Arab Unity: Revolution Calling

With promises of a unified state broken, uprisings and revolt swept the Middle East.

Arab unity betrayed


Part two of Al Jazeera’s nine-part series, A Question of Arab Unity, traces the disappointment felt by many Arab tribes who had fought against the Ottomans and had been hoping for independence from foreign colonialism.

In Unity Betrayed, Al Jazeera examines the rise of Arab nationalism in an age of revolt.

As millions of European soldiers were facing off each other in the doomed trenches of Verdun and the Somme during World War I, a fierce guerrilla war was raging in the dunes of Arabia. Thomas Edward Lawrence, a British army captain and archaeology enthusiast, led a ragtag force of several Arab tribes against the military might of the Ottoman Empire. And won.
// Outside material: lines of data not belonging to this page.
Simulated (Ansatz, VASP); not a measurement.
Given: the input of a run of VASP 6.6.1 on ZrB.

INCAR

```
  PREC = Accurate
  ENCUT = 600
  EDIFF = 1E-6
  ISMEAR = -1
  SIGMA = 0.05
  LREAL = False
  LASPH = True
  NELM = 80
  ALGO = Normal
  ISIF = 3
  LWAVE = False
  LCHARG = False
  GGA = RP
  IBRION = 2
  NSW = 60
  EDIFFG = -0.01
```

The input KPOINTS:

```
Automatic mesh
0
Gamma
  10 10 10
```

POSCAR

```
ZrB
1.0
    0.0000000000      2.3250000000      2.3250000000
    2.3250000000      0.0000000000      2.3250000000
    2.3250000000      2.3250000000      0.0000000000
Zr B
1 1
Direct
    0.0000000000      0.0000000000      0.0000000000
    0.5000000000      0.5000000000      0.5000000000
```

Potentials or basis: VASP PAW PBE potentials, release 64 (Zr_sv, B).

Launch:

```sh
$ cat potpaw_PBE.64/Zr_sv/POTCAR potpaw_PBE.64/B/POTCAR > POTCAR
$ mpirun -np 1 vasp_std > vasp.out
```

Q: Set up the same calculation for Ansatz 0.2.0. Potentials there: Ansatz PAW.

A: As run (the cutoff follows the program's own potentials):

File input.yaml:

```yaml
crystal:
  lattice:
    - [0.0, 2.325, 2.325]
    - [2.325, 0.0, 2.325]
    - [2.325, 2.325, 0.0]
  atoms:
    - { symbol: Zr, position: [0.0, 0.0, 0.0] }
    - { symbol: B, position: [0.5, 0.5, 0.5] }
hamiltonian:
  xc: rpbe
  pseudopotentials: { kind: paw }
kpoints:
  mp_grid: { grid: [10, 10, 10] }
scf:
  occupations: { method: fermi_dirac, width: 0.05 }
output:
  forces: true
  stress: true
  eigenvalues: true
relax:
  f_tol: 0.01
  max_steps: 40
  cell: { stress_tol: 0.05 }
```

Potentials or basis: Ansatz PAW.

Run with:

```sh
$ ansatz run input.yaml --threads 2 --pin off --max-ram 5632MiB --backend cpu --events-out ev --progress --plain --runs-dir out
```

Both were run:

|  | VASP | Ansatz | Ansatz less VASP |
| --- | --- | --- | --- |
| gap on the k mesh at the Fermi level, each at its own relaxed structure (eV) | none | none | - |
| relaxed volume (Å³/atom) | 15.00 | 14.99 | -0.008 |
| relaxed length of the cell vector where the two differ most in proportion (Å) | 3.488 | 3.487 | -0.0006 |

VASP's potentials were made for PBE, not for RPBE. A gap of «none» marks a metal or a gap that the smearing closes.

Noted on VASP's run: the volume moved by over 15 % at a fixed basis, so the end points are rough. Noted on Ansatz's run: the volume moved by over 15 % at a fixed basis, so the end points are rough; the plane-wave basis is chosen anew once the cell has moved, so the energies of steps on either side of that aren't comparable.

Called the “First Great Arab revolt”, this victorious uprising against nearly 400 years of Ottoman rule inspired the formation of the Arab National Council, a gathering of once warring tribes.

Lawrence’s influence in bringing these tribes together inspired Sherrif Hussein ibn Ali, the governor of the Hejaz region of Arabia, to seek a unified Arab state. But the British and French victors of the war had other plans.

They formulated the 1916 Sykes-Picot agreement which carved up the Middle East between themselves.

Betrayal

The Arabs felt betrayed. Promises made to them by various British generals – and Lawrence – failed to materialise.

That feeling of betrayal seeped into the collective Arab consciousness and as Fawwaz Traboulsi, a political analyst, explains, ‘Arabism’ emerged as a result of that betrayal by the West.

“[Arabs] had to put their demands concerning independence and unity in a language which met the dominant nationalism in Europe. So, Arab Nationalism is a vehicle of Arab demands for independence and unity addressed to Europe.”

By 1919, when Egyptians clashed with the British troops in Cairo and Alexandria, the die had been cast.

The persecution and exile of the Egyptian nationalist Saad Zaghlul – and his return to power – signalled a new paradigm in Arab-West relations. The age of revolution had begun.

Then there were those who sought some form of regional unity, such as a Greater Syria or the North African union, either permanently or as a step toward a broader Arab unity.

Nationalism

During the 1920s and 1930s, three major nationalist movements took form. Pan-Arabism dismissed existing sovereign states as artificial colonial creations while local nationalism insisted on preserving the independence and sovereignty of individual Arab countries.

In 1919, Zaghlul’s famous cry “Egypt for the Egyptians” set the ball rolling for regional nationalism. Zaghlul believed that Egypt and the Nile Valley, including the Sudan, were one entity.

In Lebanon, Antoun Saadeh carried the mantle of regional nationalism, proposing the creation of a Greater Syria and establishing the Syrian Social Nationalist Party (SSNP) with this aim.

Rejecting the notion, dominant in pan-Arabism, that language was a defining characteristic of a nation, Saadeh argued that geography, history and culture made Greater Syria a naturally unified bloc.

‘Awakening Arab consciousness’

Baathism took off after 1948, when a lack of Arab unity was held responsible for the loss of Palestine and the defeat of Arab forces at the hands of the new state of Israel.

During the later half of the 20th century the party played a critical role across the region but the nationalist ideals of its founders were rarely reflected in their implementation.